NASHVILLE, Tenn. — One of four serious contenders for the services of three-time first-team All-Pro Ndamukong Suh, the Tennessee Titans lost out to the Los Angeles Rams in the Suh Sweepstakes on Monday.
Former Dolphins’ DT Ndamukong Suh reached agreement with Los Angeles Rams on a one-year, $14 million deal, per source. Suh took less to go to LA.
Suh and Aaron Donald now manning LA’s front.
— Adam Schefter (@AdamSchefter) March 26, 2018
Suh, 31, signed a six-year, $114.375 million contract with the Miami Dolphins in March of 2015, but was released three years into the deal at the start of the 2018 league year. The five-time Pro Bowl defensive tackle selected Los Angeles as his new home after reportedly entertaining offers from Tennessee, the New Orleans Saints and the New York Jets (before it was rescinded). The visit with the Rams was the last meeting that Suh took before making his free-agency decision.
So, how should you feel about Suh? Truth is, you didn’t really need him.
Woe is the lowly Titans fan, jilted yet again by another name-brand NFL free agent for a larger market and a club loading up with talent in an offseason arms race. The thought of the five-time Pro Bowl defensive tackle landing in Nashville tantalized the imaginations of all those who follow and cover the local professional football team. To the fans, it would have been received as an obvious battle cry by general manager Jon Robinson; a shot fired across the bows of teams competing at the highest level of the sport, forcing them to acknowledge that this is a franchise of note and one to be legitimately feared on Sundays.
To us, the reviled local media, Suh coming to Nashville would have provided an endless supply of expectation pieces, sports talk content and gas-baggery of little-to-no true value. Baseball season is best described as a night “dark and full of terrors” in the content business and the Suh-related Summer topics would surely have alleviated a good deal of this untenable burden.
But, I digress.
Suh signified the only true difference-making player available on this year’s open market. He played in all 16 regular season games the past six seasons, was on the field for 83.4 percent of Miami’s defensive snaps in 2017 and has started each in of his 126 career games played. Voted as the 2010 AP Defensive Rookie of the Year, Suh has recorded one interception, 28 passes defended, four forced fumbles, two fumble recoveries (one for a touchdown), 51.5 sacks, 289 tackles and one safety during his eight-year career. In Tennessee, Suh would have joined an already-formidable Tennessee defensive line that features Pro Bowl end Jurrell Casey and recently-extended defensive lineman DaQuan Jones. The group would have been hugely disruptive for opposing offensive lines and given quarterbacks fits with the amount of interior pressure they would be regularly subjected to.

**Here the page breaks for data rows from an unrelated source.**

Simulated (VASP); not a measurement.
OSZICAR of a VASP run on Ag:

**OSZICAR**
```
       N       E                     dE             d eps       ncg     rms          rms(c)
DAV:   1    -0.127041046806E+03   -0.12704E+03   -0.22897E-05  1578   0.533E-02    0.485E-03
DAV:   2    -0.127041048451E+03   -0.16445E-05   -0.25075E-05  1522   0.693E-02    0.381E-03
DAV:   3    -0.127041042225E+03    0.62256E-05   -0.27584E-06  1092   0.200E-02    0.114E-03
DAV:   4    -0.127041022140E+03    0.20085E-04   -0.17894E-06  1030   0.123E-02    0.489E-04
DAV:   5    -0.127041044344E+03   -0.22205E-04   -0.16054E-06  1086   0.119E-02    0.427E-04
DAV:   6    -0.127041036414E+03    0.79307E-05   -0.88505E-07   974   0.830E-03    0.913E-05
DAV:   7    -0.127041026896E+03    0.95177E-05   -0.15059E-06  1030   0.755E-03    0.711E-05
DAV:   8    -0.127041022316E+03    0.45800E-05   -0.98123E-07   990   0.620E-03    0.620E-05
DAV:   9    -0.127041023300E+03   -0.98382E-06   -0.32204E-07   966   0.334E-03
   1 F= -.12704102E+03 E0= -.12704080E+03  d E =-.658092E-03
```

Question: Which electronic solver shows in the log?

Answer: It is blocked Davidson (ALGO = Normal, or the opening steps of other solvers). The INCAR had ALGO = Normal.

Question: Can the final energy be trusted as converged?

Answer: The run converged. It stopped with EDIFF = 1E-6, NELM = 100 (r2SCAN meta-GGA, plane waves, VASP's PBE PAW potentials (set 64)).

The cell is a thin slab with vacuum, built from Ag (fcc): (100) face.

Suh’s talent is transcendent but his particular skill set is one the Titans already possess. His acquisition would have been a luxury, not a need.
The 2017 iteration of Tennessee’s defense, though, ranked in the Top 10 against the run (7) and fifth in sacks (43) despite inconsistencies with their pass rush throughout the year. And, while they did finish 21st in Football Outsider’s defensive DVOA, the construction of the new secondary, bolstered by the addition of Malcolm Butler this offseason, will help to address those issues. That Robinson invested so much into the back end of his defense could be viewed as an admission that the pass rush was too up and down in 2017 and that Butler was the most appropriate patch based on the players available.
Football at the professional level differs from the other leagues insomuch as the sheer size of its rosters and workforce renders almost all of the on-field participants hugely replaceable cogs. Big-ticket free agency blinds the consumer with the notion that, maybe, paying the 25-year-old former first-round wide receiver, for example, somewhere in the neighborhood of $16 million annually will be the catalyst required to maybe sneak your favorite team into the Wild Card game next postseason. To those who traffic in this kind of hope for the future, that receiver is worth the financial risk for no other reason than that he is young, has the allure of “potential” and killed it for you that one year in your fantasy league. Suh represents a similar kind of free-agent euphoria. He is famous for being stronger and more violent than a league full of the most violent, strong people.
He is certainly still valuable, just not really to the Titans.
Veteran edge rushers Brian Orakpo and Derrick Morgan have been effective but there is nothing in the way of quality depth currently behind them. The Titans sack totals increased exponentially in the latter half of their 2017 schedule, when the team feasted with two separate eight-sack performances on sub-par offensive lines. Tennessee defense needs help up front but it should come from an influx of youth and speed through this year’s draft not from a brief affair with a 31-year old defensive tackle.
Suh’s one-year deal with L.A. is indeed about making them better, while not really investing to build towards the club’s future. Jon Robinson, at this point, needs both.